How many conferences have you been to where a head table of presenters opened with dry, over-cautious remarks, and things only got interesting during the audience Q and A?

Alex, blogging from AdvocacyDev II, is delighted at the tack the organizers — a duo called Aspiration Tech — took:

Their approach is to bring a whole bunch of interesting people together and let them drive and structure discussions. No talking head panels here: session topics have emerged out of the interests and needs of the people in the room, and each discussion has been a mix of brainstorming, case sharing, strategy sharing, putting questions out for feedback, and coming up with really concrete ideas for projects and next steps.

This ties in with a discussion unfolding on several blogs on “unconferences”, including a thought-provoking podcast conversation from Johnnie Moore, who asks “how can we get away from unsatisfying conferences where the audience is often bored, towards much more engaging learning events?”

From the shownotes:

0.40 Chris reflects on the frustrations of conferences as usual, which have been highlighted by bloggers who are used to a more flexible way of sharing ideas and knowledge, yet find those processes seem to stop in conferences.

1.18 Chris talks about “keynote facilitation” instead of keynote speaking. How this changes the whole approach, and can work with low and high tech systems to help conferences reflect the social interaction of the blogosphere.

1.58 Rob describes a conference where he reinvented the role of keynote speaker at a conference to be more facilitative – and how this generated very lively conversation between participants, tapping into all the wisdom in the room – “that felt quite different from sitting, being presented at”.

2.53 Rob continues to describe another conference Zap Your PRAM on Prince Edward Island, where “everybody was a presenter, everybody had content, everybody was heard.”

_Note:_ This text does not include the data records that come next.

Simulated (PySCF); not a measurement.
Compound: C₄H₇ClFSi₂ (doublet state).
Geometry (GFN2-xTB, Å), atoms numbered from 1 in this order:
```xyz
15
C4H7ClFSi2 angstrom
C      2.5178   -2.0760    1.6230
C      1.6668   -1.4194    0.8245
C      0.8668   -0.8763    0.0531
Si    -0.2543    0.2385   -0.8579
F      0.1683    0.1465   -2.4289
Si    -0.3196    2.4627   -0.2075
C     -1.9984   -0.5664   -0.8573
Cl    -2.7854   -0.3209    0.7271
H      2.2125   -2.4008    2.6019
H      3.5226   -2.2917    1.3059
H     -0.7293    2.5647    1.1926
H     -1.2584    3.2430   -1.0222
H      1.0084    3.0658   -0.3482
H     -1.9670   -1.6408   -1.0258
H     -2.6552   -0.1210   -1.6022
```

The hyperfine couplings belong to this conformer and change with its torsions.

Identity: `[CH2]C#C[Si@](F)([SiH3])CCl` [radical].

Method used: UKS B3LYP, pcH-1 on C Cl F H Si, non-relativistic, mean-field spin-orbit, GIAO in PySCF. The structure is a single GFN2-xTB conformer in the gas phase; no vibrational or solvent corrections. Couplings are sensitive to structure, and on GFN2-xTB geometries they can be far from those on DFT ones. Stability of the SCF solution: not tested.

This approach isn’t for everyone. There will always be conference audiences that expect and want a pretty passive experience. Others would prefer to know what they’re getting into right from the start, and avoid spending time on process — particularly if that would reopen a fragile consensus or bog the event down in factional wrangling.

And it isn’t all or nothing. A first day of structured activity that then informs a more free-flowing agenda could work well.

But having been to enough conferences where a rigid agenda and top-down approach failed to engage audiences — and allowed a lot of wisdom in the crowd to lie fallow — I’d love to attend an Aspiration event.